1.4 Counting up time and space units - part 1
The video explains how to count the number of time and space units of an algorithm using the RAM model. The assumptions of the RAM model are reviewed, and a simple algorithm that returns the highest value from three input values is analyzed. The video walks through each instruction in the algorithm, and the number of time and space units required for each instruction is counted. The algorithm is made up of only simple operations, so the total number of time units is 16 and the total number of space units is one. In the next video, a more complex algorithm with a loop will be analyzed using the same process.
1.5 Counting up time and space units - part 2
In this video, the RAM model assumptions were revisited, and an algorithm with a for loop was analyzed to calculate the time and space units it requires. The linear search algorithm in an array containing N elements and one non-repeated element is used as an example. The loop instruction inside the algorithm was treated as not a simple operation, and its components were analyzed to determine the time units. The loop is executed N+1 times, and its time units are 7N+5. The rest of the instructions were analyzed to have a total time unit of 12N+6. The algorithm requires only one space unit. The video concludes that with this knowledge, one could determine the time and space units of other simple algorithms.

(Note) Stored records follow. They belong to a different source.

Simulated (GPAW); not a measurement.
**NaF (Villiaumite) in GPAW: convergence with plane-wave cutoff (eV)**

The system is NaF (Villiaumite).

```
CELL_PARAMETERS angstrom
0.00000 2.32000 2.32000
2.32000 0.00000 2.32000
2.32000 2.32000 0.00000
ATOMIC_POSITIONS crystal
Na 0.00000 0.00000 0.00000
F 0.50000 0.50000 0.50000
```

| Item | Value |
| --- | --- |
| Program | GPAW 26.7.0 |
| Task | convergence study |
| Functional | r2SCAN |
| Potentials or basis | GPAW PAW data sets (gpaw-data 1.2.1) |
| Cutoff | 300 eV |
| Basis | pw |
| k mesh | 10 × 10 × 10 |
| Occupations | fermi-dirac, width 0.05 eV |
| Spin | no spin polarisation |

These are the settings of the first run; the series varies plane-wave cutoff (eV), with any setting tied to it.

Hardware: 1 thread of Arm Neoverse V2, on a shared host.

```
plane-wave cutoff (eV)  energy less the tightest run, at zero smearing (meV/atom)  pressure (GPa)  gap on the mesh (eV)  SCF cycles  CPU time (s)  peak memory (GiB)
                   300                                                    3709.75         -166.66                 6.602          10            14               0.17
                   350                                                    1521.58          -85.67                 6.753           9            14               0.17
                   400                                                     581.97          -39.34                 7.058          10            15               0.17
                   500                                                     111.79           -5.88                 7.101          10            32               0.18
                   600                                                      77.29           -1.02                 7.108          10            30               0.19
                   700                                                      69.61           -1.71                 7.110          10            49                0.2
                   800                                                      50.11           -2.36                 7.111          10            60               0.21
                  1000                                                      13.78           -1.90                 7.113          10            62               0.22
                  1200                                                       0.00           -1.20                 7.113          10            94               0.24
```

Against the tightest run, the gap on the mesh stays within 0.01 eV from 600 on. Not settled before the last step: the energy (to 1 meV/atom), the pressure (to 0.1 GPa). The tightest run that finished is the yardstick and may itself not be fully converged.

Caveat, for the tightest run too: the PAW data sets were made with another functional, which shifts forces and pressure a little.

1.6 Growth of functions - part 1
In this video, the presenter explains that calculating the exact running time of an algorithm can be tedious and error-prone, and that it is sufficient to compare the growth rates of different algorithms to determine which is faster. By ignoring coefficients and lower order terms in the function describing the running time, it is possible to simplify calculations and still obtain meaningful results. The presenter shows how different growth functions can significantly impact the running time of an algorithm, and concludes that these principles also apply to memory requirements.
1.7 Growth of functions - part 2
In this video, it is shown how to calculate the growth of an algorithm’s running time without counting every single time unit, instead using a generic constant to refer to the time units taken by simple operations. The example used is an algorithm that calculates the sum of the elements in the diagonal of a square matrix. By checking if an instruction takes constant time or not, the algorithm’s running time can be expressed as a simple expression and determined to be linear with n. This method allows for quick analysis of algorithms while still being able to compare the running time of two different algorithms in terms of their dominant terms.
1.8 Faster computer vs faster algorithm
In this lecture, the importance of knowing the growth of the running time of an algorithm is discussed. A comparison is made between the impact of a faster computer and a faster algorithm on the execution time of an algorithm with a quadratic growth. It is shown that investing time in a faster algorithm is always better than investing money on a faster computer, as the growth of the algorithm is not affected by a faster computer. It is emphasized that knowing the best growth expected from an algorithm for a specific problem is crucial for solving big instances of that problem. The lecture concludes with a teaser about the next lecture on calculating the growth of the running time of an algorithm for best and worst cases.
1.9 Worst and best cases
In this lecture, it is discussed that some algorithms’ running time growth depends not only on the input data size but also on the content of the input data. When analyzing such algorithms, it is essential to specify whether the growth rate corresponds to the worst or the best case. The lecture provides two examples, one is the “Find Maximum” algorithm, which has a linear running time that only depends on the input data size, while the second is the “Linear Search” algorithm, which has a different running time for different inputs. In the worst case, it has a linear running time, and in the best case, it has a constant running time. The lecture summarizes that to analyze the worst case, we look at cases where the algorithm executes the maximum possible number of instructions, while for the best case, we look at cases in which the algorithm executes the minimum possible number of instructions.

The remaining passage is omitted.